The decision to rely on an extraordinary financing mechanism was necessitated by the failure of an effort to pass along rising costs to consumers. I’ve said it again and again: Households in advanced, rich economies simply aren’t going to make sacrifices, which means subsidizing consumers at the risk of forestalling demand destruction. It is what it is.
Germany was forced to nationalize energy giant Uniper earlier this month. Funding provided through a bailout agreed over the summer proved insufficient amid August’s Kremlin-engineered spiral in gas and power costs. Producer prices in Germany rose almost 50% last month.
Inflation data for the eurozone is due Friday. Asked if Russia might’ve had something to do with the Nord Stream leaks, Dmitry Peskov called any such suggestions “stupid.”
One thought on “Germany To Borrow €200 Billion For Energy As Inflation Nears 11%”
It seems Germany is approaching things very differently, and more intelligently, than the UK.
Germany will spend huge sums to blunt the impact of energy prices on households, but will also cut energy usage and impose windfall taxes to partly offset the cost. €300BN is about 7% of GDP, but windfall taxes might trim that to 5% ish.

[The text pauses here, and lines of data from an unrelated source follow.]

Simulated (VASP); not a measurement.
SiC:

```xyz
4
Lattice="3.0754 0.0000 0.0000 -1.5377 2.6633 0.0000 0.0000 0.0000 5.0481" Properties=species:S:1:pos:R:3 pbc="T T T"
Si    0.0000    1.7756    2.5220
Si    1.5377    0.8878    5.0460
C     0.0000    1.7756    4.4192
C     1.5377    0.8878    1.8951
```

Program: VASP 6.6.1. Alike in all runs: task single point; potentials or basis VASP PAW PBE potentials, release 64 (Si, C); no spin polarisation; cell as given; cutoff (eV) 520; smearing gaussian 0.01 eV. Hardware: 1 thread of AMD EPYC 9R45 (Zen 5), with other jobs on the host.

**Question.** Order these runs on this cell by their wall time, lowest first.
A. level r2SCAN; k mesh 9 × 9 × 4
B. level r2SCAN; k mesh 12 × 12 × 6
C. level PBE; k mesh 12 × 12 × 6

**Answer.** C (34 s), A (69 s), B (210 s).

Germany seized Gazprom’s storage facilities, filled them to near 90%, leased 4 or 5 floating regas ships for immediate regas capacity, fast-tracked permitting for land based regas facilities, nationalized its main gas utility, restarted coal plants, is keeping two nuclear plants open. And the EU still has the option of decoupling electricity price from gas price.
Compared to the UK . . .
“[German] Finance Minister Christian Lindner insisted that the fund would not entail further regular borrowing, saying Germany is “expressly not following Great Britain’s path.”
The U.K. government recently announced tax cuts funded by borrowing despite plans to spend billions shielding homes and businesses from soaring energy prices, resulting in a sharp fall of the pound this week.”